As relations between the U.S. and Canadian governments have increasingly soured, Americans here are being viewed with suspicion, derided in jokes and shunned as representatives of a sinister force.
One quick way for dinner speakers in Canada to win applause is to take verbal shots at the United States. President Bush is a frequent target of newspaper columnists. Pollster Michael Adams said Canadian views of the United States this month are the most unfavorable he has seen in 25 years. His findings coincide with the results of a survey of 17,000 Canadians in June by the Pew Research Center in which 53 percent viewed Americans as "rude, greedy and violent."
Secretary of State Condoleezza Rice visited Ottawa Monday and Tuesday to try to soothe the rancor. She spoke warmly of the friendship between the North American neighbors. "This is a relationship that is deep and broad and good," she said in an appearance Tuesday with Foreign Minister Pierre Pettigrew.
But her arrival served to remind Canadians of their irritation with the United States. In April, Rice pointedly canceled a visit to Canada as a diplomatic rebuke for its decision not to participate in the Bush administration's missile defense system. The decision broke a long tradition of visits to Canada by incoming secretaries of state.
The Toronto Star newspaper noted Monday that Rice visited 39 countries, traveled 167,366 miles and spent 357 hours in the air "before making the 90-minute hop to Ottawa."
Her presence this week also gave Prime Minister Paul Martin and members of Parliament an opportunity to state their grievances against the U.S. government.

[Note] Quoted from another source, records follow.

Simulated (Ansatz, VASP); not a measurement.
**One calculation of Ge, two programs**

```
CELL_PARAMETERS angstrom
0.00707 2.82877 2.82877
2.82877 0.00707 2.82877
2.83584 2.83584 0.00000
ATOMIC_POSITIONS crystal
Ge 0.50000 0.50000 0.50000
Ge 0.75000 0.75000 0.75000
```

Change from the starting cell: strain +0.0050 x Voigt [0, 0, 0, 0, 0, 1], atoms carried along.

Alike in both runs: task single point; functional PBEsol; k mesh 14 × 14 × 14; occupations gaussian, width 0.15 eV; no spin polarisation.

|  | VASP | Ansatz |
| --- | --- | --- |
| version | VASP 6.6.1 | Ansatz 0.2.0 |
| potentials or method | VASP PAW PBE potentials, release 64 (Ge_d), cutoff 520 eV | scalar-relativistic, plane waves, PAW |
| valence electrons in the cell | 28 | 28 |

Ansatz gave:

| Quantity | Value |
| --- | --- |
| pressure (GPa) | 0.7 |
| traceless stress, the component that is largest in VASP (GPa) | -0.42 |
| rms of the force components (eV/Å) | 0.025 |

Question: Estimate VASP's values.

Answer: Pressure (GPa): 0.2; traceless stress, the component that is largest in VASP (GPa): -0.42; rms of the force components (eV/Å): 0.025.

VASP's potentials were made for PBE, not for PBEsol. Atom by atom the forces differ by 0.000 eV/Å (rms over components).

Top on their list is the U.S. refusal to accept rulings under the North American Free Trade Agreement that the United States has illegally collected nearly $4 billion in tariffs on Canadian softwood lumber imports. The Bush administration views the issue as an arcane trade dispute and Rice asked Tuesday that Canadians "keep this in perspective." But to Canadians, it has become a searing symbol of arrogance and hubris by the Bush administration.
Blaring newspaper headlines have described the U.S. government as a "bully" and "outlaw." The national tenor was captured in a blunt question to Rice on Tuesday by a reporter in Ottawa: "If you don't live up to a decision with your closest neighbor, how will other countries around the world trust the United States?"
In response, Rice urged Canadians "not to speak in apocalyptic language," and she insisted the U.S. commitment "has been as good as gold."
Martin, though, has been persistent on the issue. "Friends live up to their agreements," he scolded when asked about the U.S. position in a news conference Monday. In a telephone conversation with Bush on Oct. 14, Martin rejected the president's request to negotiate the tariff issue, saying Canada "would not negotiate a win," according to an account by Martin's office uncontested by the White House.
Martin, meanwhile, has been mentioning lately that Canada, the largest exporter of oil to the United States, has other potential customers, notably energy-hungry China.
At dinner with Rice on Monday, Martin also raised complaints that U.S. guns were contributing to street violence in Toronto. He also said a U.S. plan to require passports for anyone crossing the border from Canada would hurt tourism and trade.
Rice stuck to her positive message in public. "There are many, many issues the United States and Canada are cooperating on across the world," she said Tuesday.
Martin came to power two years ago, and pledged he would repair relations with the United States, which had been damaged by Canada's refusal to join the invasion of Iraq. But the jabs at the United States serve the prime minister's home front politics. Martin leads a minority government constantly hectored by the opposition Conservative Party. With an election looming, a little America-bashing is "fertile ground for politicians in search of votes," said Adams, who has taken public opinion surveys regularly for 25 years.
A broadly worded survey question indicated that 48 percent of Canadians now have an unfavorable view of the United States, Adams said. In 1981, he said his survey showed that 7 percent had such a negative view of their southern neighbor.
Chantal Hebert, a political commentator, said that relations with the United States are not likely to improve very soon.
"There will not be a thaw between the White House and Ottawa until the Bush administration moves on," she said.